Why You Shouldn’t Do It


This will be one of the last posts I do on this blog before I either shut it down or move it over to a sort of “daddy-n-me” picture blog for my family and friends to keep up with the baby and the wife and me. I hope this will be pretty short.

There is a sense as an actor that you are supposed to take every job that comes your way, and there are very few people who would argue this point. Work begets work, as the saying goes, and you should take every single opportunity, no matter how much the material may or may not appeal to you. Maybe the lighting designer will get you another job, maybe the lyricist is also a playwright, every job you take creates opportunities in the future.

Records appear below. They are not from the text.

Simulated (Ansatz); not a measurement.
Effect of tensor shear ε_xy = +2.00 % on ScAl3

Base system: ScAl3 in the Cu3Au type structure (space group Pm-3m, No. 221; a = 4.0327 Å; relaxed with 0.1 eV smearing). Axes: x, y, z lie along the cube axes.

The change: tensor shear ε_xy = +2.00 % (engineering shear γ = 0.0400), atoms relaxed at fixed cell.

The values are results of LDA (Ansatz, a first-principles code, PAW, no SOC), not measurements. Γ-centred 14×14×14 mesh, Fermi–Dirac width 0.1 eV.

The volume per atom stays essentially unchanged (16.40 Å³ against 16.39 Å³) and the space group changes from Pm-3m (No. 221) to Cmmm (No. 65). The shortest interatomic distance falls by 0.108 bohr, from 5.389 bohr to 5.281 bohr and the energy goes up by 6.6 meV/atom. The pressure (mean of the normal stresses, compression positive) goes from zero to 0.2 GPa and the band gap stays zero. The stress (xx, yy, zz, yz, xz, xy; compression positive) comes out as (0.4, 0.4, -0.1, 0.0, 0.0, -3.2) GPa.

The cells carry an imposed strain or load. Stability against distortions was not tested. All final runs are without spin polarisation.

It wasn’t so for me, and I think I’ve learned why. I was involved with several shows over the years that had no merit, no material in them for me to hold on to, and no chance to move forward. I didn’t like the shows, and I did them in the hopes that work begets work. I was wrong.

And I’ll tell you why in just a second, but first I want to ask, why is this true for actors but not true for writers or directors or designers? If you don’t like a project and you’re asked to direct it, of course you turn it down, no matter how large an opportunity it is. If you’re asked to design a show you have distaste for, of COURSE you don’t do it, and every designer in the world knows that. When you’re offered a job as a music director, you’re given the score and the script before you decide to take it.

Why is it different with actors? Why can’t an actor come in, audition, and then say “before I commit, I’d like to read the whole script. Not because I want to see if the material is worth my time, but to see if I can bring something to the material.”

Now to the why. If you can’t find something in the material to embrace, you are gonna be bad. It isn’t a judgment on your talent or your maturity, but if you don’t respect what a play is trying to say, then you aren’t gonna be able to help the writers and design staff tell the story. It’s that simple. If you are asked to play a divorcee, but you’ve never really been in a long term relationship and you don’t really understand the pain that the character is going through, maybe the play isn’t for you.

Because an audition shows so very little. Some people audition well and then get surly and passive aggressive once they are locked into a script they have no affinity for. I’m one of those guys. People hear me sing, watch me act and look at my gorgeous mug and decide to cast me. They have no idea that once we get down to it, if I disagree with the agenda of the piece, I’m gonna do *just barely enough* to get by.

It’s disgusting on my behalf, and I am broadcasting this information not as a macho challenge, but as a wholehearted apology. I could name names, but it isn’t worth it. If you worked with me and got shit from me, 90% of the time it’s because I entered into the thing without any respect for the material. The other 10% of the time, you were probably a talentless idiot and I couldn’t make anything out of the script, but that’s very rare.

There aren’t bad scripts, there are just scripts that are trying to do things that any given person doesn’t want to see or doesn’t care about. Nervous Boy, which I talked about here, was extremely elegant to me, many of my friends hated it. None of us are wrong. But you know what they did right? They got Mac, who cared a lot about the character and the script. If they had Al Pacino in that role, the play wouldn’t have worked. Because Mac is a better actor? No, because Mac had something to bring to the character that Al Pacino wouldn’t – an understanding and a bone deep agreement with the playwright.

It won’t hurt my feelings. Seriously. I’m basically a writer/producer now, and the thought of trying to drag an actor like me through a process which the actor-me had no respect for the ideas in the show… it’s terrifying.

It would literally keep me from sleeping. I am not exaggerating here, it would make me wake up in the middle of the night screaming. Of this, I am absolutely sure.

So, my advice to all you actors out there who are just making your way… don’t do it. There will be other shows. Do *only* the shows that you feel you can add something to. Turn down the shows you don’t respect. And if I’m directing, producing or writing, believe me, I would 1,000 times out of a thousand, rather have you not there then have you there giving me just enough to barely get by.